My textbook says (see the highlighted paragraph below), "Normal is the perpendicular component of contact force, while friction is the parallel component".
First of all, I am familiar with how friction works. For example, if a body is at rest on a horizontal rough (i.e non-fictionless) surface, no friction is acting on it horizontally. (Static) friction comes into the picture only if the body tries to move relative to the surface, and tries to stop it from moving. If the body is actually moving relative to the surface, it experiences kinetic friction, again opposing its motion. Similar case when the body is placed on a ramp. Static friction balances a component of gravity if the body is at rest.
Now coming back to the textbook. An object is kept on a horizontal surface. According to the book, a smooth surface would exert a very small force parallel to it, and hence is nearly frictionless. It means a rough horizontal surface would indeed exert a large enough force parallel to it. Large enough in the sense that it can not be ignored when we analyse the forces acting on the object.

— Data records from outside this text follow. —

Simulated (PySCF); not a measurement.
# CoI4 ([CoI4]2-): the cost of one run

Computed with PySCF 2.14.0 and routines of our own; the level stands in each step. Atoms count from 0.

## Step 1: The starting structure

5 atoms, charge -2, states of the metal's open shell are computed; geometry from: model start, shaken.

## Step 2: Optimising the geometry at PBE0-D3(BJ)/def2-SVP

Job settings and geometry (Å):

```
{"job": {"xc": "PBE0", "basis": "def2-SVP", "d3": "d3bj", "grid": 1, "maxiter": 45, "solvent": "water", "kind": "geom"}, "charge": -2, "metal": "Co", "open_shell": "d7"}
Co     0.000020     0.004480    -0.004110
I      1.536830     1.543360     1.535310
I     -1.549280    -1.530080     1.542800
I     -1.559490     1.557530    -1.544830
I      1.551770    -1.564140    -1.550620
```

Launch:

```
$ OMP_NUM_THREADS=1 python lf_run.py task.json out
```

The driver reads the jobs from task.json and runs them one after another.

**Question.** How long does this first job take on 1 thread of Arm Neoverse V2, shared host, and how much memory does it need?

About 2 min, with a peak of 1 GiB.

This is what I can't comprehend. If I simply put a body on a very rough horizontal surface, it is at rest. The surface exerts two contact forces on the body (according to the book). One perpendicular to the surface (Normal), other parallel to it (friction). Now weight of the object cancels out Normal force acting on it. Hence no acceleration in vertical direction. Why is there no acceleration in the horizontal direction either? Horizontal component of contact force (i.e friction) is still acting on it, according to the book, because surface is rough. There is no other force in the horizontal direction.
I understand the fact that what I am asking sounds wrong. Because I already mentioned that I understand that static friction is zero unless body tries to move. So there should be no friction when the the body is simply lying there. But I am asking the above question in context of how the textbook has described friction being the parallel component of contact force.